Work through these before doing anything else:
1

Confirm the link is closed-loop right now

The SOC on the inverter display must be updating. A frozen or missing SOC is a comm problem, not a calibration problem. Go to Cable Checks and resolve the cable before continuing.
2

Check for recent events

A comm repair, a firmware event, or a long spell at low power are the three classic triggers for SOC drift. Note which applies before you proceed.
3

Record the readings and the time

Note both the inverter SOC and the battery’s own SOC indication right now. Kent service will ask for these.

Why SOC drifts

The comm link fell back to voltage estimation. When the BMS link is down, the inverter estimates SOC from DC voltage. On lithium chemistry, that estimate wanders badly through the flat middle of the charge curve. The fix is to restore the comm link first — the mismatch itself is then just history. A long spell at low power. The Kent G3 source manual states this directly: when a lithium battery stays at low power for an extended period, the SOC measurement loses accuracy and the pack needs a full charge to 100 % to restore it. Sites with minimal load overnight are particularly prone to this.

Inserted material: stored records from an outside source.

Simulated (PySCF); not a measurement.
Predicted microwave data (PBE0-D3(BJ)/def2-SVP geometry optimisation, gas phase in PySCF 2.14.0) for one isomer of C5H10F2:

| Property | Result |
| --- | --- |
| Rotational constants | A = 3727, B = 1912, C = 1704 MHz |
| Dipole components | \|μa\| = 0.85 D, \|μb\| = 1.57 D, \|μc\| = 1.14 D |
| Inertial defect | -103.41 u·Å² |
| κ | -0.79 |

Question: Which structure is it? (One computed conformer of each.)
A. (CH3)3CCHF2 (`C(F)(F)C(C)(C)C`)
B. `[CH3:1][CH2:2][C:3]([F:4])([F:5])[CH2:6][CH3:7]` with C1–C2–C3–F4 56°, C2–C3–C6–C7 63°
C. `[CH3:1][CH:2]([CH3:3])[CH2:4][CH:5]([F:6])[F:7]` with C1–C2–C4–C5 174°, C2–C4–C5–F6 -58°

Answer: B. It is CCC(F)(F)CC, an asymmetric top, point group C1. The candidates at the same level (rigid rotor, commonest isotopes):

Recalibrating on the Kent G3

The Kent G3 has an official tool for SOC recalibration: the Battery Healing switch, found in the professional Function Settings menu. With Battery Healing switched ON, the system charges the pack from low SOC — grid assists from the Force-charge SOC setpoint up to the Overdischarge SOC, then PV takes priority up to the Battery Healing SOC target. The battery does not discharge until that target is reached, which re-anchors the SOC measurement.
Professional-menu access is partner-gated. See Authorized-Only Actions before using this function on a customer site.

Recalibrating on the Kent M1

Pending Kent validation. [KNB-VAL-22] The Kent M1 SOC recalibration procedure is under confirmation with the Kent battery team. Until published here: after restoring comms, bring the bank to 100 % through normal operation — a planned charge window or a high-PV day. Verify that the inverter SOC then tracks the battery’s own indication, and record both readings. Do not force-cycle the bank to empty as a “calibration” step. A mismatch that survives a verified full charge is an escalation — not a settings problem.

After any BMS comm repair

Whatever the platform: once the link is confirmed live, run the bank through a full charge and verify both SOC readings agree before closing the job. Drift accumulated during a comm outage does not clear itself — the full charge is the reset. Record the post-repair readings on the service sheet.

Common mistakes

A frozen SOC is a comm fault until proven otherwise. Go to Cable Checks first — never open a settings menu for a frozen reading.
Lithium chemistry has a very flat mid-curve. A voltage that looks normal proves almost nothing about SOC accuracy.
The charge cycle is what resets accumulated drift. A comm repair is not complete until both SOC readings agree after a full charge.
Sites that sit at low SOC for long periods develop chronic SOC drift. See Not Charging / Not Discharging for the settings that prevent it.